I think it’s difficult to separate out the book from the podcast because so much of podcast is the book, so this is going to be a kind of combined review. Waterland is a very funny writer, and has a exaggerated, self-depreciating sense of humour that balances out the more serious parts of the book. Waterland is also unflinchingly honest about her feelings and experiences, sometimes in quite shocking (and refreshing) detail. This book is overall an incredibly telling insight into Australia’s care and protection system, the public housing system and the mental health system. Rosie also shares her personal experiences with depression, suicide attempts, bullying and weight gain and then her remarkable success in her writing.

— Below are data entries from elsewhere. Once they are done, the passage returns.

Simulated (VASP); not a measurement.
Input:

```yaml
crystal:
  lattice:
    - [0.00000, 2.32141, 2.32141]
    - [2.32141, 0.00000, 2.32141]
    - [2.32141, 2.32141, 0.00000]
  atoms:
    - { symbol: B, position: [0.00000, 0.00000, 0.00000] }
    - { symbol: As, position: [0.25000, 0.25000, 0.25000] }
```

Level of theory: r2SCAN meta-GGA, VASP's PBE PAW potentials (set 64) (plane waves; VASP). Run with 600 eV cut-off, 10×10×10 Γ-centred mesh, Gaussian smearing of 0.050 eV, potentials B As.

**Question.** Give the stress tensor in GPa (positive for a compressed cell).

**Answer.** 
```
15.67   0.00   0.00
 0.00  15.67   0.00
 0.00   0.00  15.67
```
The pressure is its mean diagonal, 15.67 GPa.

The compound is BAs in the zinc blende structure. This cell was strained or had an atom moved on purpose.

When I first started listening to this podcast, hearing Waterland read a chapter of her book, my initial judgment was that her mother Lisa was a terrible mother whose alcoholism traumatised her children. I think that if I had read the book by itself, that would have remained my judgment the entire way through. However, having Lisa participating in the podcast and responding to each chapter did lead me to think that Waterland was perhaps not always the most reliable narrator, especially in the chapters about her younger years. It also gave me a lot more empathy for Lisa and a better appreciation of her own struggles. However, where the facts aren’t completely clear or when some of the subject-matter gets a bit dark, you can count on Waterland to bring the mood back up with a joke or an embarrassing story about herself, even if it’s a bit embellished.

This is a powerful, hilarious and insightful book that is given a whole new layer of depth through this unconventional storytelling platform. I think the book is good, but the podcast is excellent and it is a very rare opportunity to listen to frank conversations between an author and her subject-matter: her mum.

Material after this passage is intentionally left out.